Then the exclusion of married women from professions cannot be carried out with even justice. It is never proposed to inquire whether actresses, dancers, singers, authoresses, painters and so on are married or single. Fancy the con- sternation of the theatrical or musical world and the public generally if some of our most popular actresses, singers, and dancers might no longer delight an appreciative and adoring public because marriage had descended, like a pall, upon them. One can imagine an apathetic public at once waking up and rushing into demonstrations, deputations and petitions to the super-men in Downing Street, bent on rescuing their gifted favourites from the forced oblivion of domestic life.
Rather than be blinded by a measure pretending to be for the benefit of women, let us all, married or single, continually urge equality of opportunity, extension of the school leaving age and generally a higher standard for everyone ; and let the married women judge for themselves what is best for themselves and their children.—I am, Sir, &c., K. PARSONS.
The correspondence columns of the Spectator would swell beyond reason if we attempted to print all the letters we received on the subject of married women and work. From a letter by Mrs. Russell Barrington, we gather that her main objection to married women working outside their homes is that such work would occupy a fixed and unreasonably large portion of the time that a woman should give to the study of her children's individual needs and to the cultivation of an atmosphere in her home. "A woman must have strength, both physical and spiritual, as she has to bear the weight of most, if not all, household and family cares. She must have a wealth of patience and endurance if she is to be the informing spirit of her home, but if her vitality is being sapped all day by compulsory work she has only a fatigued margin for her emotional life." Mrs. Barrington admits that outside work enlarges a woman's circle of interests, but this can also be achieved by other means.

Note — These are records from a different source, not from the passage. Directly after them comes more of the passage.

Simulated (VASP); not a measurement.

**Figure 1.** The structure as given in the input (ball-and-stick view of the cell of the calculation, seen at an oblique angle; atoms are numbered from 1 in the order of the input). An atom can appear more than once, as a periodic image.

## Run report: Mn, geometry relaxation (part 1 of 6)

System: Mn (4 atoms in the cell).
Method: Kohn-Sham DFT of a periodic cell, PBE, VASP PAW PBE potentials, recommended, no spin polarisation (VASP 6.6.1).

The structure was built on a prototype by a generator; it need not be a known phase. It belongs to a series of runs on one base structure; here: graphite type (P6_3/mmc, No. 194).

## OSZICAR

Two Lincolnshire correspondents make a similar objection, directed in particular against Mary Rcid's home regime.
A woman must give time to the spiritual needs of her family. "In the dearest and sweetest of English homes, spiritual needs have been recognized and carefully met ; one recalls the beautiful record of Lady Blanche Balfour's house at Whittinghame, and of the Gurneys of Earlham."
Miss Edith Scott, while admitting that the combined . earnings of a wife and husband might easily permit the employment of an expert and trustworthy nurse and governess,
pleads that a child in its early years requires not so much the attentions of a hired "expert " as those of its own mother.
She emphasizes the "never to be abrogated truth" of the old adage, "A babe is reared on milk and kisses." Miss Scott draws a convincing picture of the harassed mother who has to solve an infinite number of family crises and plan a complicated household routine for the day before she departs for work at 8.30 in the morning.
Mrs. Paget, "M. R. C.," and Miss Beatrice IIarington both in effect draw the analogy between the ruler of the home and the ruler of the State. These are specialized jobs, and only in exceptional circumstances, when a woman is highly gifted in some other pursuit, is she justified in taking a part of her energy from the administration of her home.
Lady Macdonald of the Isles declares that it is "a mistake to consider ' work ' and 'a career' for married women as something outside their normal lives. The destiny of woman . . . is the noblest career one can possibly imagine. . . . It is not accomplished without real work—inspired and upheld by constant prayer—and it cannot leave space in the woman's
life for much else. But its reward, even in this world, is _great in love and joy. I can but pity women who forsake
such glorious work in order to 'occupy their minds' or to make use of their talents' in any more mundane direction. . . . The childless married woman is in an entirely different position, and no doubt will find work outside the home both pleasant and useful to herself and to her generation, always supposing that she does not let it interfere with making her home comfortable and attractive for her husband."
Lady Lowther considers that the home would be likely to suffer from the absence of the mother, and she goes on: "that the home should suffer seems to me the shipwreck of all that is best in our or any civilization. . . . The offspring of emancipated mothers, however intelligent, the output of creches and schools, however brilliant, cannot long keep faith as a racial unit, and the name of Englishman will become obsolete. But can we arrest this tide of change ? Can we put the clock back ? I fear it is futile to attempt it. We must destroy what we adore and adore what we destroyed : place School before Home ; International before National ; and Self above all, and the devil take the hindmost ! "
Mrs. Pryor feels the question to be not "Should She ? " but "Can She ? " "The woman who wants to work and cannot soon begins to vegetate. There is only one obstacle in the way of a married woman's work. It is her conscience. . . . The married woman with a conscience generally remains an amateur at her work."
Lady Heneage does not see why married women should not work if they like. Perhaps unmarried women should have the first call on employment, but in her opinion women, "whether married or single, should have a right to do what they think best according to their ability and circumstances." Lady Helen Forbes considers it depends on circumstances. "A woman with no children and time on her hands had better occupy it than become discontented."
Lady Allison thinks that a woman whose husband can support her should not work. "I should think that Mrs.
Reid is an exceptional woman, both as to ability and energy, and that she is therefore entitled to work, with other women artists, doctors, &c., whose abilities are also of an exceptional order."
Lady Channing does not think a woman should marry if the means to lead her own life as before ; Mrs. Farquhar is of the same opinion.
It is a pity that more of these ladies have not read our series of articles, where many of the points they bring up have been discussed.—En. Spectator.